NPPF: CANTO ONE D. Fowler/ for Jasper
cfalbert
calbert at hslboxmaster.com
Mon Jul 28 11:06:44 CDT 2003
You asked yesterday why Nabokov felt compelled to "rhyme"....here is a standard explanation for the use of the heroic couplet....
"Here it is especially apparent that the use of couplets, with their closure, surety and sense of completeness, undescores that sense of control, frequently vivible control, which Nab.s work always gives."
Douglas Fowler - Reading Nabokov pg.112
Here is the Norton Anthology of Poetry take:
"2. The couplet, two lines of verse, usually coupled by rhyme, has been a principal unit of English poetry since rhyme entered the language.......The sustained use of such closed couplets attaned its ultimate sophistication in what came to be known as Heroic couplets (heroic because of their use in epic poems or plays), pioneered by Denham in the 17th cent. and perfected by Dryden and Pope in the 18th. The Chaucerian energies of the iambic pentameter were reigned in and each couplet made a balanced whole within the greater balanced whole of its poem......As if in reaction against the elevated (heroic or mock heroic) diction and syntactic formality of the heroic couplet, more recent users of the couplethave tended to veer towards the other extreme of informality...."

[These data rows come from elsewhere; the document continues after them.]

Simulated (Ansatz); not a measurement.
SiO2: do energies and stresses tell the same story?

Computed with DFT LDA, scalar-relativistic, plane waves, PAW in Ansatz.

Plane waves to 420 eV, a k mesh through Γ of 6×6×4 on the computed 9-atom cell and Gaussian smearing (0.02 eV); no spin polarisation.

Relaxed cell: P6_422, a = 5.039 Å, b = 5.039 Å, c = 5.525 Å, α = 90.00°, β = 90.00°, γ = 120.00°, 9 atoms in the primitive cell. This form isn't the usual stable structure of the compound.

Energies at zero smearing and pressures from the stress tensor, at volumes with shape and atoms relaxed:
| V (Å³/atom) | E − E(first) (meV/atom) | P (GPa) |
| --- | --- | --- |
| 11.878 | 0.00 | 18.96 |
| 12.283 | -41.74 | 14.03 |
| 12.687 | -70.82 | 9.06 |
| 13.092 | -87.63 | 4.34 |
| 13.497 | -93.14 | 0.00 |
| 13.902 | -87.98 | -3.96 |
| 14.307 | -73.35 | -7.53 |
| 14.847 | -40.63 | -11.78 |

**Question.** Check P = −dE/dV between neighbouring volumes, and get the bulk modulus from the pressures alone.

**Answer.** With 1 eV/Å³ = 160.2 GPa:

CFA note......Pope and Goldsmith wrote in this form, Wordsworth had already moved on to "free verse" and Tennyson (as Jbor has pointed out, a major influence on PF) was switching to a "abba" (Italian Sonnet) rhyme scheme, and what I believe is iambic tetrameter....
this may all sound somewhat techincal, but if you take a look at a few representative verses of each, you will quickly note the differences in "effect".